(TibetanReview.net, Apr05, 2018) –Official correspondence obtained under the Freedom of Information Act show that the Royal Court theatre had pulled a play about Tibet from being staged in London after the British Council, UK’s cultural diplomacy arm, had privately advised that not doing so would jeopardise the theatre’s ability to work in China, including in partnership with it, reported theguardian.com Apr 4.
The theatre, which had been criticised by the play’s award-winning Indian author who said the play had been shelved, later claimed in February that it had to postpone and then withdraw the production for “financial reasons” in 2017 and that it was now committed to producing the play in spring next year.
The play’s scheduled West End run, from October to November last year, would have had an impact on a joint arts programme being run in China as well as coinciding with “significant political meetings” in China, the theatre was revealed to have been warned by a high-ranking British Council official serving as a first secretary in the UK’s embassy in Beijing.

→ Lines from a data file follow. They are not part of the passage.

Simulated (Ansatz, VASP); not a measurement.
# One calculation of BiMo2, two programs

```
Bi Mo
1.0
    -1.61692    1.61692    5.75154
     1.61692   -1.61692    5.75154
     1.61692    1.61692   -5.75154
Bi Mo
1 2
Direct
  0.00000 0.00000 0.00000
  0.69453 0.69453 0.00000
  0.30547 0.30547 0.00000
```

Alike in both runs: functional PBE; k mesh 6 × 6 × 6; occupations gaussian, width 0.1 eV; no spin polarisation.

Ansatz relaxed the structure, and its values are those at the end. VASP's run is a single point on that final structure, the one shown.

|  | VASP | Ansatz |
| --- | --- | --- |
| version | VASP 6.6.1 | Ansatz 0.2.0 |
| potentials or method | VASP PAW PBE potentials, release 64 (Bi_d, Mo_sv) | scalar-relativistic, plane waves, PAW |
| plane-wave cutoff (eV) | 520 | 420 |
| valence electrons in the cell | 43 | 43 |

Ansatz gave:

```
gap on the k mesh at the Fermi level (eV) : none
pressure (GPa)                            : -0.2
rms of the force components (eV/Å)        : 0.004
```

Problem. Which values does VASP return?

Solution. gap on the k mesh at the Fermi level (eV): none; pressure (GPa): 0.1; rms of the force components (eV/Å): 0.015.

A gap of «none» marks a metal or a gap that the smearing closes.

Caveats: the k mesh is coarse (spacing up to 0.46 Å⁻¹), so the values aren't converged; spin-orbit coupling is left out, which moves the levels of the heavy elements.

The play, Pah-La, deals with life in contemporary Tibet. It draws on personal stories of Tibetans with whom the playwright, Abhishek Majumdar, had worked in India, home to a substantial community of Tibetan exiles including the Dalai Lama.
The report said the Royal Court had sent to the British Council official, Nick Marchand, a draft of the play and sought advice on how it could affect a project that it and the British Council had been running with 16 writers in China.
Indicating a suggestion for self-censorship, Marchand, the British Council’s director arts, China and North East Asia, is shown to have written in reply: “Frankly, we do feel that Pah-La will likely jeopardise the Royal Court’s ability to do further work in/with China for some time. By extension, we suspect it would be the end of the writing project.”
He had further written: “It has to be up to the Royal Court to decide where the balance of artistic interests lie.”
The correspondence is reported to shed light on the tightrope that UK arts have to walk in terms of ongoing outreach work with artists in states such as China where democracy is limited but which are being wooed by the British government as it attempts to strike post-Brexit trade deals.
In this connection, Vicky Featherstone, the Royal Court’s artistic director, has told The Guardian, “It is evident to us, in a post-Brexit era where cultural diplomacy is being used as a bridge to trade, that we must protect potentially silenced voices more than ever.”
Majumdar had later praised an apology issued by the theatre and its announcement that the play would be produced in spring 2019.
Freedom of expression group English PEN had said in Mar 2018 that the controversy revealed how China had sowed anxiety among artists and arts organizations, describing this as “a chill on artistic freedom”.
The British Council was earlier accused in 2012 of excluding Chinese dissident and independent voices from the London Book Fair when it was focused on the Chinese market. And in 2010 it cancelled a performance of a ballet created for the Shanghai Expo because it was dedicated to the people of Tibet, the report recalled.